Dynamical competition between Quantum Hall and Quantum Spin Hall effects

TL;DR

This paper explores how circularly polarized light induces a transition from quantum spin Hall to quantum Hall phases in graphene with spin-orbit coupling, revealing new topological phases and photon resonance effects.

Contribution

It introduces a dynamical model combining spin-orbit coupling and light to study topological phase transitions in graphene, highlighting photon resonance-induced gaps and phase changes.

Findings

Photon resonances create additional spectral gaps at ω/2.

Increasing light intensity causes a transition from quantum spin Hall to quantum Hall phase.
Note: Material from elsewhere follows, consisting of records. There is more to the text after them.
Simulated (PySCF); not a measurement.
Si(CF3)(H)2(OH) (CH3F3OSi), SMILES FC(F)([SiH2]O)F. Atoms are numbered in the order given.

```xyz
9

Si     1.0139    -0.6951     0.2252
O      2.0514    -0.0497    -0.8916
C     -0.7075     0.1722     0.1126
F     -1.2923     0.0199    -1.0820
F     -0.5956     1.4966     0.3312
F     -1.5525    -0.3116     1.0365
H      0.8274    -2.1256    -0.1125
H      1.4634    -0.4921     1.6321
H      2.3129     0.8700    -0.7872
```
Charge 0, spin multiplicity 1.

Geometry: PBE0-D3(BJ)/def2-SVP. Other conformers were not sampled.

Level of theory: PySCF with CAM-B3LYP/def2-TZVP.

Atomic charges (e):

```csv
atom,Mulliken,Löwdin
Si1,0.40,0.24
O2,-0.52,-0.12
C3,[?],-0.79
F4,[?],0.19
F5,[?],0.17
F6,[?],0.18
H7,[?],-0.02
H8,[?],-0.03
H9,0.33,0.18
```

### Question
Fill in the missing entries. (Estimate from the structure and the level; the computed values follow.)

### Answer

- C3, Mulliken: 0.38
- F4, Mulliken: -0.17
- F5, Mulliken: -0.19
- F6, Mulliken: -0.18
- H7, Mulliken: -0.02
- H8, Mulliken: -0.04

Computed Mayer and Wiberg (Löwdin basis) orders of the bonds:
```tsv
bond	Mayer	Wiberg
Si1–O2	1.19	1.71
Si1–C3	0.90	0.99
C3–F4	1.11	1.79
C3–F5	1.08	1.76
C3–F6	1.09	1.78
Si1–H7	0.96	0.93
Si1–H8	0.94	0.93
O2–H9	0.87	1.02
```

Spectrum exhibits non-trivial gaps at zero energy and ω/2.

Abstract

In this paper we investigate the occurrence of quantum phase transitions in topological systems out of equi- librium. More specifically, we consider graphene with a sizable spin-orbit coupling, irradiated by circularly- polarized light. In the absence of light, the spin-orbit coupling drives a quantum spin Hall phase where edge currents with opposite spins counter-propagate. On the other hand, the light generates a time-dependent vector potential, which leads to a hopping parameter with staggered time-dependent phases around the benzene ring. The model is a dynamical version of the Haldane model, which considers a static staggered flux with zero total flux through each plaquette. Since the light breaks time-reversal symmetry, a quantum Hall phase protected by an integer topological invariant arises. By numerically solving the complete problem, with spin-orbit coupling and light, and investigating different values of the driving frequency {\omega}, we show that the spectrum exhibits non-trivial gaps not only at zero energy, but also at {\omega}/2. This additional gap is created by photon resonances between the valence and conduction band of graphene, and the symmetry of the spectrum forces it to lie at {\omega}/2. By increasing the intensity of the irradiation, the topological state in the zero energy gap undergoes a dynamical phase transition from a quantum spin Hall to a quantum Hall phase, whereas the gap around {\omega}/2 remains in the quantum Hall regime.